Re: Function pointer help

From:
Maxim Yegorushkin <maxim.yegorushkin@gmail.com>
Newsgroups:
comp.lang.c++
Date:
Mon, 27 Oct 2008 01:24:27 -0700 (PDT)
Message-ID:
<dfd1983b-78ee-4d81-a35b-1a40b9ed90f8@p58g2000hsb.googlegroups.com>
On Oct 24, 8:32 pm, James Kanze <james.ka...@gmail.com> wrote:

On Oct 24, 6:57 pm, Maxim Yegorushkin <maxim.yegorush...@gmail.com>
wrote:

On Oct 24, 2:50 pm, James Kanze <james.ka...@gmail.com> wrote:
[]

IMHO, using member function pointers for callbacks is
always a design mistake because it requires casting member
function pointers, which is not portable.

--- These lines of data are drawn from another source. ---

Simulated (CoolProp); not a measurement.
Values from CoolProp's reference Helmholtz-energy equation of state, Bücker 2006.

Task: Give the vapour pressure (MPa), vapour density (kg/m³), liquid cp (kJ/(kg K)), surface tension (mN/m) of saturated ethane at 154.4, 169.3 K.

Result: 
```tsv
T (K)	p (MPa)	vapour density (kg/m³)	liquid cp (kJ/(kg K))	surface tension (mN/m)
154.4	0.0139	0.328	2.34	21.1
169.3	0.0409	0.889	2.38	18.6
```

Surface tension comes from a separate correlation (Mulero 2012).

There's no problem with portabilty, as long as the user
doesn't make any mistakes. There's a serious problem with
robustness, however, since you really have no way of
catching those mistakes.

Although it works on practice, is it not undefined behaviour
to cast a derived class member function pointer back to base
class member function pointer?


No. Undefined practice only creeps in if you use it with a
pointer that doesn't actually point to a derived class of the
correct type. (I had the same reaction the first time I saw
it:-). It doesn't like like it should work, especially if e.g.
virtual inheritance et al. are involved. But the standard says
it has to.)


[]

3) they do not rely on any undefined behaviour.


Nor does the pointer to member solution.


Sorry, I was wrong with regards to UB arising when casting derived
class member function pointer to base class one. It seems that
static_cast<> is enough to do the trick.